EEOC: HR Manager used code words and other directives to staffing agencies to discriminate.


A few weeks ago, I blogged here about how a federal appellate court concluded that firing someone who isn’t a ‘good fit’ isn’t necessarily a coded phrase for discrimination. Still, I generally recommend to clients that they be more direct when terminating someone’s employment by explaining the legitimate business reason(s) for the decision.

Similar issues may arise when companies make hiring decisions. Code words used to describe protected classes that reflect a company’s hiring preferences generally aren’t hard to crack. And then they become costly.

I’m going to tell you about an employer that allegedly went beyond code words and is not staring down the barrel of an EEOC lawsuit.
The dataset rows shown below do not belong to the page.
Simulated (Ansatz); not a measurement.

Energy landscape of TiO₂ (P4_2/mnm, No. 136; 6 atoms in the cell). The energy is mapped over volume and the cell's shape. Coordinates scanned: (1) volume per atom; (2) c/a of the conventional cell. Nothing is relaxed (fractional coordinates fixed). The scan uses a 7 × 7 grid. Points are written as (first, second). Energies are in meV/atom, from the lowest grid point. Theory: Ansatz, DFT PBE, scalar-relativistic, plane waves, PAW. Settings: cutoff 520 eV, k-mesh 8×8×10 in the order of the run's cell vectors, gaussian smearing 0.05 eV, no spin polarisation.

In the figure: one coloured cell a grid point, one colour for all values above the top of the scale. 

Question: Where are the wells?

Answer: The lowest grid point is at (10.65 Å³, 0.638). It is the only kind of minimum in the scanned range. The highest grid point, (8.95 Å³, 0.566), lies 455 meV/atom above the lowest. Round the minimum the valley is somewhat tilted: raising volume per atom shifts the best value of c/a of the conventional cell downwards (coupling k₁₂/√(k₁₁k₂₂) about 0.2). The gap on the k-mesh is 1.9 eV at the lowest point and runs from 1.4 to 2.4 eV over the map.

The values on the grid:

Yesterday, the U.S. Equal Employment Opportunity Commission announced here that it had sued a metallurgical manufacturer and supplier for violating federal law when it allegedly discriminated against a class of female employees by segregating its manufacturing workforce by sex and paying them less than male production workers.

What proof does the EEOC have that the company favored men over women? Check this out:

In communications with staffing agencies, [the company] routinely expressed a preference for male workers — using direct or coded language — to fill its higher-paying manufacturing positions, the EEOC said. For example, a [company] Human Resources manager wrote that “a man would be better” for one vacancy, that it would prefer to “try a man” for another, and that an applicant “needs to be strong.” In contrast, job vacancies in female-dominated positions were described as requiring employees with “good finger dexterity,” even though employees of either sex could perform the jobs. The few women who were allowed to work alongside men were paid less, regardless of their tenure, the EEOC said.

The EEOC further alleged that the company regularly assigned female manufacturing employees to lower-paying jobs. At the same time, the men required no prior experience and performed similar work in higher-paying jobs.

These are just EEOC allegations, not necessarily facts. But “try a man” and “a man would be better” are what we call “direct evidence” of discrimination.

Or, in plain English, get out the checkbook.